After suppressing myself many other times in between what I just described I finally snapped and started writing this thing. Why?

I’m now sure that, I do not have a grand vision either for my life or the world around me. It took me longer than anticipated to get there. For a donkey like me having a partner and being stuck at home gave the critical hit to my distracted mind. Doing the grunt work of removing distractions one by one matters a lot even if it doesn’t look like it. Wanting to do something is the best way to not make anything impactful. There is an invisible layer of bullshit in every aspect of our daily life that become visible only when the essential is present around us.

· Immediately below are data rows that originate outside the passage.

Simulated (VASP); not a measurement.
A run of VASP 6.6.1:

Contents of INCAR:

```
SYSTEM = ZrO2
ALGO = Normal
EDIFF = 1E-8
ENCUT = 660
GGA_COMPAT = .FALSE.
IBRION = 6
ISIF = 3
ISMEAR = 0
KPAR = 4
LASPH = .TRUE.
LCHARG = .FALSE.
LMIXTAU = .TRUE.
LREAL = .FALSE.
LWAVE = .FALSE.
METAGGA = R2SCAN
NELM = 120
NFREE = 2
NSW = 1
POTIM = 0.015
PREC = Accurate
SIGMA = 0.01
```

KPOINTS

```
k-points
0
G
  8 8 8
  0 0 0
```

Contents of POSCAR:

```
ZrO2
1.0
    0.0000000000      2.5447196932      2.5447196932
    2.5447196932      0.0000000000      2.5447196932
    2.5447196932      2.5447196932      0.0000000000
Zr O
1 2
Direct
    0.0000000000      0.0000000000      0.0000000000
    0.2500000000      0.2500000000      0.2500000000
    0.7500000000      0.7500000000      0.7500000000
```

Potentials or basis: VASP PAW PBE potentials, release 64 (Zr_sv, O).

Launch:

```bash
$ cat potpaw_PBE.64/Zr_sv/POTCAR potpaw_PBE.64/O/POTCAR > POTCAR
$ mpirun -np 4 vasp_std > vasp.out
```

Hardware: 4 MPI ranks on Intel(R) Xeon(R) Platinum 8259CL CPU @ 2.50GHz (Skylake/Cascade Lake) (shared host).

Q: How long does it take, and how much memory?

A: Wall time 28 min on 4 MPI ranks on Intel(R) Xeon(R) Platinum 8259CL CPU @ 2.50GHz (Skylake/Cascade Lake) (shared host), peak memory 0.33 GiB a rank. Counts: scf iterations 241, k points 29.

It all goes somewhere–Except that it doesn’t. I wish I could end this here, but then again. What sort of nihilistic empty message would this be? It would only please the Buddhists amongst us who already have accepted the futility of most things in life. I believe that for all of us creatives, trying to contribute, and doing a lot less is a way to move in this direction. Just like the world doesn’t need another tweet about your latest pun, you probably won’t benefit much from watching another TV show or reading another book. Consider what Blaise Pascal said “All of humanity’s problems stem from man’s inability to sit quietly in a room alone.” Maybe we should all learn to sit down quietly. I should get better at it for sure.

For me, this translates into staying in my cave, talking to my wife, eating sardines, and most of the time doing nothing.